Pivot nodes 70, 70′ are suitably positioned on mechanism 50 in order for the weight of jackhammer control mechanism 50 to be evenly distributed half and half on opposite sides of pivot axis 71. As a result, a workman can easily pivot mechanism 50 about axis 71, and can easily maintain it in a desired position without excessive effort.
Attachment member 62 also comprises a hollow cylindrical neck 66 coaxially carrying jackhammer 5. The main body of jackhammer 5 is partially engaged by and secured to neck 66, and the elongated operative free end tip 7 of jackhammer 5 is arranged coaxially with longitudinal axis 51, opposite handles 56, 56′.
Mechanism 50 is further provided with two actuators 68, 68′, which are operatively connected to and controlled by handles 56. Actuators 68, 68′ are preferably hydraulic cylinders, and therefore possess a chamber end and a piston rod end. The chamber end of each actuator 68, 68′ is firmly connected to a finger 55, 55′ respectively of grip plate 52, and the piston rod end is connected to a corresponding pivot node 70, 70′. Upon activation of actuators 68, 68′, guides 64, 64′ of jackhammer attachment member 62 are slid along rods 60, 60′. Jackhammer 5 being affixed to jackhammer attachment member 62, as actuators 68, 68′ are activated, jackhammer 5 is translated away or towards rod attachment plate 58 between two limit positions: a first limit position where rods 60, 60′ are brought to their outward most extended limit position guides 64, 64′, and a second limit position where rods 60, 60′ are brought to their inward most retracted condition on the closed end portion of guides 64, 64′.

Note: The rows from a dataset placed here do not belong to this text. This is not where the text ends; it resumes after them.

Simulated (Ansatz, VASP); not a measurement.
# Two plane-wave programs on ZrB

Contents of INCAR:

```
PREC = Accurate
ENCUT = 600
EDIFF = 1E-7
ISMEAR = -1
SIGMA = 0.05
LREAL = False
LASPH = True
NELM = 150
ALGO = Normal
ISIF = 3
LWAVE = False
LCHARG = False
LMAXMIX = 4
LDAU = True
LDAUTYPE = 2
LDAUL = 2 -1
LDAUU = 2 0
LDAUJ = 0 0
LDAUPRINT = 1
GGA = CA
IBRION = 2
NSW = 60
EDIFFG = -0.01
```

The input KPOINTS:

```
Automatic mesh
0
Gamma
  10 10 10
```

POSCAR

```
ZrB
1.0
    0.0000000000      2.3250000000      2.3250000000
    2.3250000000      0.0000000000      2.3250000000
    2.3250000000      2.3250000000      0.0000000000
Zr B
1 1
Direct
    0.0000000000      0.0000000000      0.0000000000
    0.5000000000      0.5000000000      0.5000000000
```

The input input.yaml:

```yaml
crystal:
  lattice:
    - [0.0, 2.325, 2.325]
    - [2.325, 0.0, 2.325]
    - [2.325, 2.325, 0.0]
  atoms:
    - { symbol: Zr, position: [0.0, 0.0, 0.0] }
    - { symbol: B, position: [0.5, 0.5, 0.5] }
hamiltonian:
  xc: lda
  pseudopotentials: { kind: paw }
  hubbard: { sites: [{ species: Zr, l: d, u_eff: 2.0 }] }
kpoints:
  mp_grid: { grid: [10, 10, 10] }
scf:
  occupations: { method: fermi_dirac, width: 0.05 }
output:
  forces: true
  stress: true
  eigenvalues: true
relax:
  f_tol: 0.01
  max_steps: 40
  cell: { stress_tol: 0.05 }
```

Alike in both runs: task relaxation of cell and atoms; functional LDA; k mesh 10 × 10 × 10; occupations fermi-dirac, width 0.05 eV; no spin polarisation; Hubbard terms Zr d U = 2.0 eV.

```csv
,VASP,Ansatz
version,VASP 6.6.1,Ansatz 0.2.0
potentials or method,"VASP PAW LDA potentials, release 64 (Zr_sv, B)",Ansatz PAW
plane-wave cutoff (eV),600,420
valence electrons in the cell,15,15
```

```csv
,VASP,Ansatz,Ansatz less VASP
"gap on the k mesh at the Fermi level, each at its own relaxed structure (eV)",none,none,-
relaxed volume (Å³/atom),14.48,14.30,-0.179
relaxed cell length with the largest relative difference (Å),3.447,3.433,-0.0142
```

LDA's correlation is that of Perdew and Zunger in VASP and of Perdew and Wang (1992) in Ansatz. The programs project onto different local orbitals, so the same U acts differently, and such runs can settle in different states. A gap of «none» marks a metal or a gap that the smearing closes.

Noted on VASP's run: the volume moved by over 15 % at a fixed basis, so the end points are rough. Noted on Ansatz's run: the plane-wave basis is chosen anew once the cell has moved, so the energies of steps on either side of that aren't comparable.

Since pivot nodes 70, 70′ of attachment member 62 link mechanism 50 to the rest of positioner 10, the displacement of attachment member 62 affects the conformation of positioner 10. Indeed, as actuators 68, 68′ are activated for translational motion of attachment member 62, base 20 and arm portions 32, 34 can be concurrently pivoted to follow the displacement of attachment member 62.
To use jackhammer positioner 10, platform 1 must be positioned at the vicinity of a structure which needs to be worked. Thereafter, the positioner 10 must be manually operated by workman W to position jackhammer 5, in order to juxtapose the operative tip 7 of jackhammer 5 in close proximity to the structure which needs to be worked.
Base 20, as well as arm 30 installed on base 20, can be manually pivoted for a full turn (360°) about vertical axle 22, to sweep a circular horizontal area overhanging horizontal platform 1.
Moreover, handles 56, 56′ can be manipulated by worker W to effortlessly control hydraulic actuators 24, 26; upon activation of actuators 24, 26, arm portions 32, 34 can be pivotally articulated about their shoulder joint 24A and elbow joint 32B, to retract or extend arm 30 within a vertical plane.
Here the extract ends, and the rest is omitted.